Workforce Management Featured Article
Customer Loyalty Has Changed, Has Your Contact Center?
Customer loyalty has changed. It’s become more fragile and more difficult to achieve, with a number of factors contributing to a new era of loyalty and customer expectations. An increasingly competitive marketplace has made alternative providers and brands easily accessible; marketing executives are highly focused on new customer acquisition and often offer incentives to attract them; and an always-connected, socially minded society provides a feedback mechanism that’s hard to keep pace with.
What is often overlooked by brands is that customer acquisition is typically a much more costly exercise than customer retention. When you couple that with the theory that loyal customers spend as much as 67 percent more than new customers, it should be easy to understand that retention should be a high priority for any business.

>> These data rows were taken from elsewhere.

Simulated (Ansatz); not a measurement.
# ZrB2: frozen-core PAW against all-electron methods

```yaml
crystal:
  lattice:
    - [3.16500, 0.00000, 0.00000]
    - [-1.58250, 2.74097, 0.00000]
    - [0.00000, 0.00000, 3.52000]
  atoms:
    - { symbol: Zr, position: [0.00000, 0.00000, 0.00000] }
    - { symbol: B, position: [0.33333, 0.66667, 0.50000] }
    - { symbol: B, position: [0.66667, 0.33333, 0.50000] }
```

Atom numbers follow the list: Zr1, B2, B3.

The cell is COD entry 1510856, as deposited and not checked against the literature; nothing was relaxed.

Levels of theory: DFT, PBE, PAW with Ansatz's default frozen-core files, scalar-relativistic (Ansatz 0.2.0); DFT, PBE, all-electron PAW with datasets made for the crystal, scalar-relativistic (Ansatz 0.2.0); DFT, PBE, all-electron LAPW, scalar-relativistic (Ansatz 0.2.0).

A large part of building loyalty involves customer service. Countless surveys have pointed to how quickly loyalty erodes following a poor customer service experience. Accenture (News - Alert), for instance, found that as many as half of customers immediately stop doing business with a company following a poor sales or marketing experience, with most engaging with competitive vendors and a quarter spreading the word on social media.
The contact center is a critical cog in the customer experience equation and driving loyalty. It starts from the second contact is made, with hold time as well as agent readiness and ability to answer questions. Understanding that, contact centers have to take measures to properly train agents on not only the most basic customer concerns, but effectively anything that might arise. They must also be coached on how to properly handle situations that are beyond the scope of their experience, to effectively transition to more appropriate agents without making the customer feel neglected or discouraged.
Workforce management software is an important part of achieving these objectives. Even with the best training, lack of proper tools for solving customer issues and answering their questions can quickly reduce the value of the relationship. Things like forecasting and scheduling are key parts of today’s WFM solutions that help businesses ensure proper staffing to handle most situations. They also deliver key metrics that allow managers to adjust training and schedules as needed, and to maximize the efficiency of a customer service operation, ultimately driving loyalty and revenue.